13. Express heartfelt thanks to friends or family for helping you through #12, or just for being there, or whatever.
14. Conclude sentimental portion of list by citing the scene in movie X that always makes you cry. Could also be a lyric, or a memory, so long as it involves crying.
15. Something about drugs.
16. Tell a story of how you stood up to authority. Dwelling on descriptive details can help it not seem like you are making yourself out to be a hero even though you are.
17. Recount a dramatic moment, like having your heart broken or getting arrested, but withhold details, forcing readers to ask for them in your “comments’’ section. In case you didn’t know, comments equate to status on Facebook even more than number of friends.
18. Make one up.
19. Say “one of these is completely made up.”

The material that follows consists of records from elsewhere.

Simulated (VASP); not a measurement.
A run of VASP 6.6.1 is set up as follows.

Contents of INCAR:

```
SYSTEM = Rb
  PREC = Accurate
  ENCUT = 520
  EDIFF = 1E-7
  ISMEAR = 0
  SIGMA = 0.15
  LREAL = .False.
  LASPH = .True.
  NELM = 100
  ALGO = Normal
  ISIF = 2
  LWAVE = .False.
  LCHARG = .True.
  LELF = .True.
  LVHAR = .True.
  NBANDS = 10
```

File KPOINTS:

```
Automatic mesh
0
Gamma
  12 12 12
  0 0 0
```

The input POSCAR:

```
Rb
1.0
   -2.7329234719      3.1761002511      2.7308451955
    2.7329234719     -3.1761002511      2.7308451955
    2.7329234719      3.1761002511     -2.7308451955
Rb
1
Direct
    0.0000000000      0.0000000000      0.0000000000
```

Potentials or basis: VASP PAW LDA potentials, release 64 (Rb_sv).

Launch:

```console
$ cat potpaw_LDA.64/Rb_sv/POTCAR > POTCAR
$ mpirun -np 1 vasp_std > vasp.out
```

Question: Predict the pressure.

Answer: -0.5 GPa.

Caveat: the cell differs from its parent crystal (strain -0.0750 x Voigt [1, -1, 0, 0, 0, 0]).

20. If you have kids, a) cite weird names you wanted for them and how your more rational, if less creative, spouse rescued them from a lifetime of torture,
21. and/or b) relate story that appears to expose your inept parenting while in fact highlighting their precocious brilliance. If you don’t have kids, relate a cute anecdote from your early life to show everyone that you’re still a kid at heart.
22. If you have a pet, you have one item only through which to convey its superlative nature. If you don’t have a pet, talk about how much you yearn for an obscure breed of cat/dog/reptile or, alternatively, how much you hate animals and the people who love them.
23. Something about parents.
24. Name skill that you are proud of by recounting unexpected way you acquired it.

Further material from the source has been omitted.